The cities that are vying to host Amazon’s next big campus should be careful what they wish for.
Landing the project, dubbed HQ2, will undoubtedly create an economic boom, with the $5 billion headquarters expected to employ some 50,000 workers.
But the project will also come with major costs, especially as the new workers look for homes and ways to get to work. Just ask Seattle, Amazon’s central corporate home.
“It’s a big transition with regard to both housing costs and getting people in and out of the downtown core,” said Mike McGinn, who served as Seattle’s mayor as Amazon began building its mega-campus.
A decade ago, Seattle’s South Lake Union neighborhood was an industrial backwater, full of half-empty warehouses and rundown buildings.
{mosads}Today, it is home to dozens of high-rent apartment buildings, coffee shops, hip restaurants and a trolley system — and, at its heart, tens of thousands of workers on Amazon’s sprawling campus.
The degree to which the presence of Amazon and other tech companies has changed Seattle is shocking. Median home values have skyrocketed, rising by more than a third since 2010. The average renter in Seattle pays $1,749 a month today, up from $1,114 in 2011. Rents are now rising just as fast in outlying suburbs.
Mike Rosenberg, a Seattle Times reporter who covers the real estate market, rattled off a list of superlatives directly related to Amazon’s growth: The city now has more construction than any other city in America, more cranes on the horizon and home prices rising faster than any other city.
Any city that wins the right to host Amazon’s next big expansion will have to contend with similarly rising home and rent prices, said Chris Erickson, chief operating officer at Apartment List, which connects renters with open apartments.
“With the number of workers and the higher than average median income that’s expected, there is going to be pressure on rents and housing,” Erickson said.
The influx of tech workers has been great for Seattle’s bottom line, but it has come at a cost. Middle class families are being squeezed out of the city and into nearby suburbs.

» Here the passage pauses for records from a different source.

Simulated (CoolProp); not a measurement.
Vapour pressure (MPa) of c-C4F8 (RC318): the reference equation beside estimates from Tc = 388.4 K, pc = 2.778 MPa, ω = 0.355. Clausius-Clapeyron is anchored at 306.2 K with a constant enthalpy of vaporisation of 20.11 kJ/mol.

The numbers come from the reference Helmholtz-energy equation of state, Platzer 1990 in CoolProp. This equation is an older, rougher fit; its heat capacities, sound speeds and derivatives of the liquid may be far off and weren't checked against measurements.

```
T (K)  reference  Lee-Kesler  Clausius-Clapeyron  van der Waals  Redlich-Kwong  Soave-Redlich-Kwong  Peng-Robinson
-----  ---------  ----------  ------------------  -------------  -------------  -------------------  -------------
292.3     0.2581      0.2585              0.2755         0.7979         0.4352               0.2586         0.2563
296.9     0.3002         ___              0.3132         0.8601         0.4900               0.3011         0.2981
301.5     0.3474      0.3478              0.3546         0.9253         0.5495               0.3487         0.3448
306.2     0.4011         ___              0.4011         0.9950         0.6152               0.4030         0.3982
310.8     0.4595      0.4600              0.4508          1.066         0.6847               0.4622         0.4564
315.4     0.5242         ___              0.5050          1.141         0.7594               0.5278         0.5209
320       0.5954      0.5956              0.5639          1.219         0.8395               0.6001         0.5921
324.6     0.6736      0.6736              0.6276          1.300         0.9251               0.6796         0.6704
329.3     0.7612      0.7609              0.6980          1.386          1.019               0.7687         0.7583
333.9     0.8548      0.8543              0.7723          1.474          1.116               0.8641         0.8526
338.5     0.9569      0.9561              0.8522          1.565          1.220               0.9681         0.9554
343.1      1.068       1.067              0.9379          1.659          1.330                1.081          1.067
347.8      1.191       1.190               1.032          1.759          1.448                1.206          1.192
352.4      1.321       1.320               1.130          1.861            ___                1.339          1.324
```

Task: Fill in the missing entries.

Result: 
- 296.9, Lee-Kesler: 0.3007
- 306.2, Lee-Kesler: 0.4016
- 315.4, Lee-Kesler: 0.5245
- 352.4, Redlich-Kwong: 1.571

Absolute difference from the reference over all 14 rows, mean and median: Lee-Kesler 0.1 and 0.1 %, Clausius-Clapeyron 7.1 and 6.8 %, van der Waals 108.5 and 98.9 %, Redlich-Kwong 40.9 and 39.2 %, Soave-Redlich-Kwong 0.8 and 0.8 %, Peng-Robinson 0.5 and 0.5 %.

“It’s transformed Seattle from a place where your average middle-class person could afford to get a house to a place where only a person with an upper income can afford to survive in the city, for the most part,” Rosenberg said.
Between 2010 and 2015, the number of people in Seattle who made less than $75,000 a year grew by about 6,000. The number of those making over $75,000 a year grew by five times that amount. The median household income has risen by almost $10,000 over that same period, at a time when the national median income has risen by just 4 percent.
“If you as a city woo Amazon, it comes at a price,” said Kshama Sawant, a member of Seattle’s city council. “It is not a rising tide that lifts all boats.”
Amazon is also dominating the commercial real estate market in the city. The company now occupies 19 percent of the prime office space available in downtown Seattle, about 8.1 million square feet, according to a Seattle Times analysis. That is 20 times more prime space than the University of Washington occupies, and more than twice as much as Citibank occupies in New York City, the second-largest commercial real estate landholder in any major U.S. city.
And the online retailer’s footprint is only going to grow. This week, Amazon leased another 312,000 square feet in an iconic building in the heart of downtown Seattle.
All those new workers in downtown Seattle have worsened the city’s congested traffic. The average commuter takes 26.5 minutes to get to work in Seattle, according to the U.S. Census Bureau, up two minutes from the average in 2010.
Whichever city wins Amazon’s new headquarters will have to contend with a plethora of transportation and infrastructure-related costs — especially if it does not already have a subway or light rail system.
“How are you going to add those jobs without adding all those commuters by car?” McGinn asked. “A grade-separated transit system is a multibillion dollar effort.”
Tracey Seslen, a senior lecturer at the University of Washington’s Foster School of Business, said the new headquarters site will take time to build, which will give the eventual host the time to consider how to build its own capacity.
“In some sense, the time it takes for building an HQ2 will be beneficial to the city that wins the bid because it gives them time to get a head start on figuring out inevitable infrastructure problems related to traffic and housing,” Seslen said.
Seslen said the size and scope of the economic boom that will come from winning HQ2 is uncertain, but that has not stopped cities from showering the company with offers.
New Jersey Gov. Chris Christie (R) said Monday that state and city agencies would offer Amazon a package of incentives worth up to $7 billion if the company chooses Newark for its new hub. Maryland’s incentive package is estimated in the billions as well.
California Gov. Jerry Brown (D) outlined hundreds of millions in incentives available to the company, including up to $100 million to train new employees and a 15-year abatement from local property taxes. The city of Chula Vista offered another $400 million in incentives on top of the state incentives.
As many as 100 other cities and localities said they intended to submit bids ahead of Thursday’s deadline. Amazon has not said how or when it will narrow the finalists.